Introduction

Peter Duus, in Feudalism, identifies a strong commonality between medieval Japan and medieval Europe. He observes that a synchronicity exists between two geographically isolated cultural movements which, as products of parallel societal developments, have reacted to the imposed former order of Roman civilization and the profound influence of the Chinese empire, respectively:

An examination of Japanese feudalism is not only interesting in itself; it also gives the historian a good opportunity to speculate on the origins and significance of feudalism in general. It is clear that the political institutions of feudal Japan and feudal Europe evolved independently of each other. Located thousands of miles apart across the Eurasian land mass, there was no possibility of direct influence between the two cultures. A comparison of the two is about as close to a laboratory experiment as the historian is ever likely to come. (11)

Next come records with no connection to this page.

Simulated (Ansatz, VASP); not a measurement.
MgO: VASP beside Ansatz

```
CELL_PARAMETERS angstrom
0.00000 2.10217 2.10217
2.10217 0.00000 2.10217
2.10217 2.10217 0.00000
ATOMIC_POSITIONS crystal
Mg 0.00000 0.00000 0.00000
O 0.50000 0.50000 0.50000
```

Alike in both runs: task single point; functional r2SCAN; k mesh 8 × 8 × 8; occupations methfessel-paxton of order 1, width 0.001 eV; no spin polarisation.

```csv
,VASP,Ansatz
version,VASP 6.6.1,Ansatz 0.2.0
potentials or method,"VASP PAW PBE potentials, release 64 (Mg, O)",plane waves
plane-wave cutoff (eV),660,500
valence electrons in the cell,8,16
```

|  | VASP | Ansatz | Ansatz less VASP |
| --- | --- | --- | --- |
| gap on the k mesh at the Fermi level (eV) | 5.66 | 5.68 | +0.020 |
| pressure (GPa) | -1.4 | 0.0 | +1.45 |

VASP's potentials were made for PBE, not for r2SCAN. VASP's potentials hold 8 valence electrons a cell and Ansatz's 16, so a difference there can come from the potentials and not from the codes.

The era of feudalism is one that has been commonly misunderstood and open to wide and varied interpretations. Duus' complaint is to the point. In general “feudalism . . . in common parlance has come to signify something backward, arbitrary, and even irrational” (5). For contemporary Marxist historians, “. . . feudalism is equated with a manorial or seigneurial economic system and the power structure that grows out of it” (6). And for the Western powers of France, England, and the United States, feudalism is represented largely in economic terms: “They use it to describe a system of military and political organization in which armed warriors or knights rally to leaders who give them grants of land in return for personal service” ( 7). Duus' persuasive argument is that feudalism ought to be simply understood as a societal structure in which there is an absence of a strong centralized state, typical of agrarian societies. In sharp contrast to many of his contemporary historians, Duus argues that far too much emphasis has been placed on the economic factors of feudalism in the relationship between the feudal lords and the peasantry. As a result, many of the military and political aspects of this system have been largely overlooked, especially in any comparative studies. The relationship between commoners and the nobles in terms of its symbiotic, rather than its potentially exploitive, nature is often neglected in Marxist interpretations. Western historians make the same error by emphasizing feudal knighthood as largely a mercenary service for payment in the form of gold or land. In either case, these interpretations focus primarily on the economic equation and in doing so neglect the human qualities of loyalty which truly drew the elements of feudalism together:

Medieval society was prolific in creating forms of association to which entry was obtained by some form of oath. This connexion between freedom and individual acts of acceptance of its responsibilities again emphasizes the rational character of freedom. The serf's unhappy freedom from law was involuntary, but the submission of the knight, the baron, the clerk, the monk, the burgess, to their various codes of law was voluntary. The nobleman was bound by several codes of law--as a Christian, a baron, a knight, a subject of the king; and he could suffer all manner of penalties for a breach of any of these codes of law. Into all these obligations he had entered by an individual contract in the ceremonies of baptism, homage, knighthood and fealty. If he was punished, even by being burnt as a heretic, he could reflect that he was being punished for breach of contract. (Southern 110)

Both Southern and Duus argue that within what we call feudalism there exists an imperative relational quality which binds people together and which in turn gives the society a stability that would not otherwise exist. Breaking social contracts could prove to have devastating results but such consequences may have seemed necessary in order to preserve the delicate structures of medieval society.